Back in August, 1914, as the Austro-Hungarian Empire lumbered into mobilization, Bishop Nicholas Budka did his duty by the government that paid most of his wages. Solemnly, he reminded young men of his Orthodox faith of their duty to show up as reserve members of the Hapsburg army.

There was one small problem. Bishop Budka's diocese was based in Winnipeg in Canada, a country that had just gone to war with His Imperial and Royal Majesty, Franz Josef I. And news of Budka's mistimed patriotism helped make life a lot tougher for his fellow Ukrainians at the hands of their patriotic Canadian neighbors. It helped justify the internment of several thousand Ukrainian men whose chief offence was being unemployed in a deep Canadian recession.

Reaction to Budka took months to develop. Initially, Sir Robert Borden's Conservative government issued public statements urging tolerance and respect for people whose governments happened to be at war with the British Empire. As Ottawa struggled with the unfamiliar problems of being at war, it was notorious that anyone who really wanted to fight for Germany or the Hapsburgs had little problem slipping over to the United States. Yet as the war continued, with the inevitable tales of enemy atrocities mixed with enemy victories, popular hysteria rose. Communities, clergy, even trade unions insisted that the government lock up "enemy aliens." Miners at Nanaimo and the Crowsnest Pass went on strike until erstwhile comrades of foreign origin were put behind barbed wire. Perhaps Ottawa should have ignored the public storm but the Borden government expected an election in 1915 and was listening to voters.

Bishop Budka has long since been forgotten, not just by Ukrainian Canadians who want recompense for past injustices and old evils. Certainly Budka meant nothing to the Muslim imam in Edmonton whose response to the gulf war was to preach jihad against Canada's neighbor, friend and ally, the United States. Needless to say, this was a timely intervention only for bigots looking for an excuse to bully their Arab neighbors.

Any thoughtful person can understand the imam's passion. One can even understand the late Bishop Budka, though that does not undo the miserable experience of his contemporary co-religionists. Canadians can understand how old loyalties matter more than the frail affiliation to a Canada that, in normal times, scorns public expressions of patriotism as a dubious Americanism.

In December, 1941, when the Japanese attack on Pearl Harbor brought Canada in to the Pacific war, the Mackenzie King government considered issuing a proclamation reminding people of the loyalty and good citizenship of the 21,000 Japanese Canadians. Ministers rejected the idea, some of them on the claim that it was unnecessary to draw attention to what was obvious. Within weeks, the cabinet was making plans to intern those same Japanese Canadians on the argument that they could not be protected from attacks by bigoted, panic-stricken white neighbors.

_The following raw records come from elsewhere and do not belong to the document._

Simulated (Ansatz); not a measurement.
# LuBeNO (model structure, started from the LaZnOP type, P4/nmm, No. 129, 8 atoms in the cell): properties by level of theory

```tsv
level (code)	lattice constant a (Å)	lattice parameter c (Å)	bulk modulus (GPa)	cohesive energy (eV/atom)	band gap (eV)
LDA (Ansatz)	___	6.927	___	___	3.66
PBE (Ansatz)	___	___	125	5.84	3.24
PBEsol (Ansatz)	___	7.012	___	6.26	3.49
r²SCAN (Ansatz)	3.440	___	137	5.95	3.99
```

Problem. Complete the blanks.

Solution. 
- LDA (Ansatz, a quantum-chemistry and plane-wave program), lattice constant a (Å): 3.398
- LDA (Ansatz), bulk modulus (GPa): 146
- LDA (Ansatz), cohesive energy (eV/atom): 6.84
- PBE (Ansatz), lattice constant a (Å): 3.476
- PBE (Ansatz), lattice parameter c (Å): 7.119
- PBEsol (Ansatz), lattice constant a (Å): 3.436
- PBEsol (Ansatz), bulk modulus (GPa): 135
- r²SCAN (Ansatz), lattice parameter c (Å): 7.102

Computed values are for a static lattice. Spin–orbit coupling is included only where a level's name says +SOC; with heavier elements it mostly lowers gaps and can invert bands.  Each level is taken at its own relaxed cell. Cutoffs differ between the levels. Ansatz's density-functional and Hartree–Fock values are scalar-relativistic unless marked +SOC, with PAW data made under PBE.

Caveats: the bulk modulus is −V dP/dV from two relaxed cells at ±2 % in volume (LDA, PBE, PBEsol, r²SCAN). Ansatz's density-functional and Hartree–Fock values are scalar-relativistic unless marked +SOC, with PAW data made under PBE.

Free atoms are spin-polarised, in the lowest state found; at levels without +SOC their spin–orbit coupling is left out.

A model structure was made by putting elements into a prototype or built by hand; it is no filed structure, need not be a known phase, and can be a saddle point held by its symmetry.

These days, some Canadian Arabs are feeling a dose of what so-called "enemy aliens" felt back in 1914 or 1939 or 1941. School kids, with the cruelty of their species, make life miserable for Arab youngsters in the playground. Agents from CSIS, motivated by Saddam Hussein's appeals for Arab solidarity and his threats of worldwide terrorism, make their inquiries of people who have a well-founded terror of secret police. As the war continues and coalition forces face mounting casualties, setbacks and such sights as badly bruised pilots paraded on Iraqi television, will civility crack and shatter?

As in 1914, most Canadians start by promising themselves to be immensely tolerant and decent about the whole thing and gradually slip into the hideous old atavism that depicts the enemy as a subhuman monster.

The answer, for the majority, must be to cling to common sense and to understand. One can understand and even support the gulf war without turning Iraqis or even their leader into limbs of Satan. And vice versa. This is a war about power and a vital resource called oil. It is also, more sadly, a struggle between the technological power of the First World and the emotional power of a very significant part of the Third World. It is not a struggle between saints and devils.

If we can only remember that, we can save our own civility in the midst of a struggle none of us wanted but none of us can wholly escape.

Desmond Morton is an historian and principal of the Erindale campus, University of Toronto.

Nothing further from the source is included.